The Elastic Interface N3X is the world’s first 3D-printed chamois pad.
Manufactured in Italy using a specially designed 3D printer, the pad is claimed to be more comfortable and offer better breathability than a standard foam pad.
The pad, unveiled at Eurobike 2022, is slated to be available in shorts from early 2023. Brand partners are yet to be confirmed.
Why 3D printing?
3D printing has become increasingly common in the cycling tech world. It’s used in various products, but has seen particularly eager uptake from a number of saddle manufacturers.
With that in mind, Elastic Interface says extending the tech to chamois pads made sense because it offers a number of claimed benefits over a traditional foam pad.
Most of Elastic Interface’s chamois pads are made from extruded polyurethane. According to the brand, extrusion does not allow you to control cell structure, so you are more limited when it comes to controlling density.
As with bike saddles, 3D printing enables you to control density (ie, how squishy the pad is) with a high degree of localised control.
In the hand, the 3D-printed chamois feels very different to a typical foam pad.
The denser samples feel a bit firmer than foam, but it also appears the lattice structure can be modified such that the pad compresses in a diagonal plane.
In addition to increased comfort, the pad is claimed to be more breathable thanks to its open-lattice structure.
The material is also hydrophobic, meaning it will not absorb sweat, increasing comfort.
Which shorts feature an N3X chamois pad?
N3X technology is patented by Elastic Interface, but as one of the world’s biggest suppliers of chamois pads, it’s likely to end up being used by a number of brands.

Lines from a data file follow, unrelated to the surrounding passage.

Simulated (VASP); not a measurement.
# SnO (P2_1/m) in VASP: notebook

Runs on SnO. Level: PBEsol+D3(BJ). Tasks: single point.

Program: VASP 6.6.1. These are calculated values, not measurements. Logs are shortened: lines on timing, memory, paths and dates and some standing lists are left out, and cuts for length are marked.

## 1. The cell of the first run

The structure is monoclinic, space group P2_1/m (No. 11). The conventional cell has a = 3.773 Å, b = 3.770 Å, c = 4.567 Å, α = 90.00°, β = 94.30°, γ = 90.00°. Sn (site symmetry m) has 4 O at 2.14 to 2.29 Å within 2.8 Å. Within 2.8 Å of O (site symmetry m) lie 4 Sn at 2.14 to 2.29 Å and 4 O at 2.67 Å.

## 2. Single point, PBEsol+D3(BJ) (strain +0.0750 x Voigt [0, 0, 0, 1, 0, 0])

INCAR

The 3D-printed pad will initially be available in high-end bib shorts.
Elastic Interface couldn’t confirm which brands it is working with, but as a high-end product, we expect to see the pad used in premium products from existing partners such as 7mesh, Assos, Eliel and others.
Shorts will be commercially available with the new pad from early next year, but we’re hoping to have samples for testing from September onwards.
The brand also intends to port the technology over to its gloves in the future.